You’re talking to your child, but they keep texting. You ask them to do something, but they remain focused on the computer or their phone. When you ask them about it later, they don’t remember the conversation and what you asked them to do did not get done. Why can’t you get your little animal to listen?
Keep in mind that our inner animal will always honor and respect those of legitimize higher status. A child that ignores and does not listen to you can be revealing a deeper problem in the relationship. They may not believe you have legitimate authority at all and feel you don’t deserve their attention. They may, in fact, think they outrank you in the family dynamic. How does this happen? Why is it that a mother dog never has a problem with respect from her pups yet you can’t get yours to give you the time of day? Why do her “kids” obey and respect rules happily and without resentment? Let’s learn Mother Nature’s parenting secrets and put them into practice in our own lives.
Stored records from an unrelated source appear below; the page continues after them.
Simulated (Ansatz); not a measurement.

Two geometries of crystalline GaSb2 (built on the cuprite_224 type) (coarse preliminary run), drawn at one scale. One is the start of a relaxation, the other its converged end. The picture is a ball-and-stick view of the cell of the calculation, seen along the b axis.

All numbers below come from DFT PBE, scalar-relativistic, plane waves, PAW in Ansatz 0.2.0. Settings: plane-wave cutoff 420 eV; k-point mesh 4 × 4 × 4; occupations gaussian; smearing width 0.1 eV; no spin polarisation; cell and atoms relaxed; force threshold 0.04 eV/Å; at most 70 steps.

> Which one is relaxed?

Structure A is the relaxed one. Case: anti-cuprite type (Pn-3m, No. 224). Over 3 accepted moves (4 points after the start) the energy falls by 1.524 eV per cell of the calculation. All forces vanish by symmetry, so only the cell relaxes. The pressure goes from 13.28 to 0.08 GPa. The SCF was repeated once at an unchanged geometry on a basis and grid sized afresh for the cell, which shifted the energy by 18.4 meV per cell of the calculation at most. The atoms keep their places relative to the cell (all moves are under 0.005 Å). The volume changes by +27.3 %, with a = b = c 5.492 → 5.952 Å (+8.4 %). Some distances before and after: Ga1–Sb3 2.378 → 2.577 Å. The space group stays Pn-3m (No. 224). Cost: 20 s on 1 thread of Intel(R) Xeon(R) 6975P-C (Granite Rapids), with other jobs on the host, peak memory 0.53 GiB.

While many human mothers seem reluctant to discipline their children for fear of losing their love, an animal mother is never afraid to let her youngsters know when a behavior is unacceptable. She may growl, bark or even snap to communicate in her own dog language that a behavior is not acceptable or tolerated, yet it’s all very matter of fact. No anger. No emotional outbursts. Direction and discipline are considered just a part of life as is the loving environment when good behavior returns. Ironically, behavioral boundaries and loving discipline seem to make her puppies love the mother dog even more, as they stay tuned-in to her and follow her faithfully about the farm and field.
In the case of a child ignoring a parent, Mother Nature would say the problem may not be the failure to listen, but a deeper one – it may be the failure of parenting which has allowed this form of disrespect to emerge. Do you have rules about putting toys away, internet use, homework or time to be home on the weekends? Do you follow-through and enforce those rules? Do your kids know where you stand on rude behavior, bad language and how to treat others? Be clear about rules and boundaries, explain them carefully and don’t be afraid to apply consequences in an appropriate way if they are broken or ignored, like suspension of valued privileges, for example. Be sure any discipline is fair, calmly given and the consequence is just enough to change a behavior the next time. Do not yell or get emotional. Animal mothers don’t lose their cool and this self-control is the the truest proof of their power and authority.
Let me also add that we know the power of praise when we communicate with our dogs and get them to mind. Don’t be stingy with your praise or recognition when your child listens and does what you ask! A simple acknowledgment of good effort can turn the tide.